Direct Line: 800.421.8907 | E-mail: joannab@africantravelinc.com

Joanna was born in Poland and moved to the United States as a young girl. Very early on she caught the travel bug. Combining her love for travel and marketing presented several job careers within the travel industry.

At African Travel she's designs, manages and evaluates integrated marketing campaigns across the USA region to achieve business objectives. She's also responsible managing national accounts marketing initiatives.  She loves to travel, spending time with friends and family and just being a mom.  

Reasons to Safari in East Africa

August 28th, 2015, by Joanna Bielawski

Our Top 9 Reasons to Safari in East Africa

THE AMBOSELI NATIONAL PARK: MOUNT KILIMANJARO
After an adventure-filled day on safari, “magical” can only begin to describe the experience of sipping sundowners overlooking your lodge’s waterhole with Tanzania’s snow-clad Mount Kilimanjaro as your backdrop.

RWANDA AND UGANDA: GORILLAS IN THE MIST
From your lush eco-lodge in Rwanda’s Virunga Mountains and Parc National Des Volcans or Uganda’s Bwindi Impenetrable Forest, tread softly and observe in wonder the families of rare, habituated mountain gorillas.

LEWA WILDLIFE CONSERVANCY: SAVING RHINOS
Northern Kenya’s popular, family-friendly wildlife-viewing destination, Lewa is lauded for its groundbreaking rhino rehabilitation efforts. Experience an understanding of wildlife, and an authentic interaction with the local community.

MAHALE MOUNTAINS: ENDANGERED CHIMPANZEES
With its golden beaches framed by jungle-covered peaks along the shores of Lake Tanganyika, Tanzania’s beautiful, isolated Mahale Mountains are home to some 1,000 of the last remaining chimpanzees in Africa.

MASAI MARA AND SERENGETI NATIONAL PARK: THE GREAT MIGRATION
The annual Great Migration of millions of wildebeest and other herbivores across East Africa’s Serengeti-Mara ecosystem is one of the greatest spectacles in the natural world — the perfect “Out of Africa” safari.

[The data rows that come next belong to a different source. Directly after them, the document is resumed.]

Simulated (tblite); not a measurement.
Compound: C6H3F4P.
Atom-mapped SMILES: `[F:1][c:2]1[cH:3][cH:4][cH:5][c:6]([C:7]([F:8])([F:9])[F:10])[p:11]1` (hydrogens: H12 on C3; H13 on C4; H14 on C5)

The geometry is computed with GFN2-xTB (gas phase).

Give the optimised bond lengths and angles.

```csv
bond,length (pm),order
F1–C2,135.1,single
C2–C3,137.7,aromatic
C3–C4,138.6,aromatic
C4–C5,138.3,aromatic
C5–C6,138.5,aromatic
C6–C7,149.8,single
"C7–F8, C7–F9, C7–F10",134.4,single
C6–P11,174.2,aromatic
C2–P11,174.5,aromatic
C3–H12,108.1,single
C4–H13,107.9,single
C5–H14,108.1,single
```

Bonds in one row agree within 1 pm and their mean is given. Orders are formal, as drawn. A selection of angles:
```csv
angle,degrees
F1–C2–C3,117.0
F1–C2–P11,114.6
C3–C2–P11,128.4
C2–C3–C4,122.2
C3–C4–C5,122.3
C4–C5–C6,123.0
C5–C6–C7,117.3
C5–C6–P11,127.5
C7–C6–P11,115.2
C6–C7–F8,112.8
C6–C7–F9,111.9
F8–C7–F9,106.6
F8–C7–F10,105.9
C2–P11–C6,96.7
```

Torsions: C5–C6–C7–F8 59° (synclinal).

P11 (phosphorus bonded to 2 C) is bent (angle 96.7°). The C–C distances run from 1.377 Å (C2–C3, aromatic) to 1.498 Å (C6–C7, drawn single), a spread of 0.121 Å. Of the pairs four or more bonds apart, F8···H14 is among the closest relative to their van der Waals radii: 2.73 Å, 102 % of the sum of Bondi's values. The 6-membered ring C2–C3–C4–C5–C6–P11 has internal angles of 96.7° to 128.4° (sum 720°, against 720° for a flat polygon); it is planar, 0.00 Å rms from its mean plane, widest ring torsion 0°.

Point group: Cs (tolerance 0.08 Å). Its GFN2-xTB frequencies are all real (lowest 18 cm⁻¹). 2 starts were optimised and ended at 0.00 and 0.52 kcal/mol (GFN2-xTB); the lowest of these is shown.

NGORONGORO CRATER: WORLD’S LARGEST
Acclaimed for being one of the greatest natural wonders of the planet, Tanzania’s great unbroken caldera is the world’s largest crater. Prepare to be awed as you observe
the calliope of wildlife.

SAMBURU NATIONAL RESERVE: THE SPECIAL FIVE
Kenya’s pastoral Samburu tribe welcomes you to the land of “the special five” — the Grevy’s zebra, the Somali blue-necked ostrich, the Beisa oryx, the reticulated giraffe and the dainty gerenuk.

SELOUS GAME RESERVE: VAST AND UNTOUCHED
For those desiring a wild and rugged safari in an untouched land, Tanzania’s Selous is the answer. Africa’s biggest game reserve is even larger than Switzerland.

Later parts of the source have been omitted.